Saturday, October 15, 2016

Desirable Properties for Data Depth Formulations

In a previous blog post here, I described data depth as a way to quantify how central or deep a member is within a distribution. While this description intuitively makes sense when we think of distributions of points in a Euclidean space, often, data depth formulations also deal with objects that are more abstract where it is not clear what could be considered "deep within a distribution". Having a clear set of desirable properties help in such cases to evaluate the utility of a depth formulation. In face such such properties, in addition to being used to characterize existing formulations of data depth, can also act as an aid for developing new depth formulations.

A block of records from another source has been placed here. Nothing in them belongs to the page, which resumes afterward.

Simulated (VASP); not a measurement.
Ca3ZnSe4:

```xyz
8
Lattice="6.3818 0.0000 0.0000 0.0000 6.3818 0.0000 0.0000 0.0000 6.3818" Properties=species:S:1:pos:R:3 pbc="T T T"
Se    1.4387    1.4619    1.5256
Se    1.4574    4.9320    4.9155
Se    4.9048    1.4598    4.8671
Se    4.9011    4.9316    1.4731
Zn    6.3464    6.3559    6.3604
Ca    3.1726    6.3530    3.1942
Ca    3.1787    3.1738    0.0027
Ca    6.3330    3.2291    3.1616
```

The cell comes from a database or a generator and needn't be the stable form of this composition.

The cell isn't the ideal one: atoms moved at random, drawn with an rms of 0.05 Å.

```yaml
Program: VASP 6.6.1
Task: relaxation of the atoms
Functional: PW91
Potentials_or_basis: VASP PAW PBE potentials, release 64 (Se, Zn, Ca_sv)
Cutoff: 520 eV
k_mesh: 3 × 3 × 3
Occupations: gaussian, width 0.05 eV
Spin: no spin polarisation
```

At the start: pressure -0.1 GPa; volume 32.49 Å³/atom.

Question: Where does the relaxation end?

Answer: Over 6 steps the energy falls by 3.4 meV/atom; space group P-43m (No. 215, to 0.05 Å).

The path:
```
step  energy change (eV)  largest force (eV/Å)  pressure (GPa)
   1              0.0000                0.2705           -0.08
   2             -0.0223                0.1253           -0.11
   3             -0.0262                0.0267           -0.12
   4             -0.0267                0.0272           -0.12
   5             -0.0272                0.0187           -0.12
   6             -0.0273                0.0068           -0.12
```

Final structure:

Zuo and Serfling proposed the following basic properties desired in any depth function. Typically depth formulations are shown to satisfy these properties under certain assumptions such as the distribution being continuous and angular symmetric. Angular symmetry just means that Prob[x] = Prob[-x] and by this definition, an angularly symmetric distribution must also have a center at the location where x=0. 

Zuo and Serfling's properties for depth formulations:

1. Null at infinity: Depth of a member falls to zero as its distance from the center of the distribution tends to infinity.
2. Maximum at center: Depth is maximum at the center of angular symmetry of the distribution.
3. Monotonicity: The depth falls off monotonically in the direction of any arbitrarily chosen center outward ray.
4. Affine invariance: The depth is invariant if the same affine transformation is performed for all members of the population.

There are also other properties associated with depth functions, in addition to those mentioned above, such as upper semicontinuity which means that the level sets of the depth evaluations across the population are a convex closure. However, I don't think these are as critical as the ones above. For example, even the popular simplicial depth formulation does not satisfy upper semicontinuity. Furthermore, the absence of upper semicontinuity in itself is not a necessarily a drawback but in fact, depending on the application, it can enable the simplicial depth to be able to capture the structure of the distribution better than formulations that satisfy upper semicontinuity!

Finally, here is the link to Zuo and Serfling's paper for the formal descriptions of these properties: Zuo, Yijun; Serfling, Robert. General notions of statistical depth function. Ann. Statist. 28 (2000)